Advice for new women

Some allegorical illustrations by YAGURUMA Ryō from ŌSHIMA Shūichi's 1950 新しい婦人の處世讀本 ("Life skills reader for new women"). "New" means "post-war" here, rather than "post-op". We know this because the very first sentence of the introduction refers to the "new road" that "suddenly opened" for Japan "five years ago now" (what's that, Shūichi? did something happen in 1945?), and the last chapter of the book is all about how vitally important it is for women to vote. But in between, there's the standard mixture of sound advice (don't marry playboys) and, uh, authentic period atmosphere (get up before your husband does and put some make-up on for him).

This man is so irresistibly drawn to the Kannon-like floating head's Allure of the Heart that he doesn't even notice the 1920s French hooker on the left there, representing the Allure of the Flesh.

It is a wife's responsibility to keep her husband healthy and free of unitard-clad illness. With judo, if necessary.

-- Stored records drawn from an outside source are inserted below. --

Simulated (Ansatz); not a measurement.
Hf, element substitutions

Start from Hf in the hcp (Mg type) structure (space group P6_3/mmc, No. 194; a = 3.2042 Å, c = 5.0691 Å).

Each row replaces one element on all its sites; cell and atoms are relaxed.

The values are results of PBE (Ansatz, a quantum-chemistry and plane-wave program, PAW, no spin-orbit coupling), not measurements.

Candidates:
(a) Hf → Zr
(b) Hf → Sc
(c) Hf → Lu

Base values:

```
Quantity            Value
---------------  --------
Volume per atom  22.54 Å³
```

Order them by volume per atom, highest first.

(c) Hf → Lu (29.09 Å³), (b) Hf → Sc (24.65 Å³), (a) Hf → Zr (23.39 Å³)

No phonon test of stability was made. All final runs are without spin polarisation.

In fact, a wife carries the health of her entire household on her back. I love the extreme realism of this image, right down to the strap holding the baby in place.

Widows who remarry should learn to blow out the memory of their first husband like a candle. No, really. Look at how sad yet accepting the ex-husband's face is. (This also serves as a meta-allegory for how to deal with the Events that led to the opening up Ōshima's New Road five years ago, of course...)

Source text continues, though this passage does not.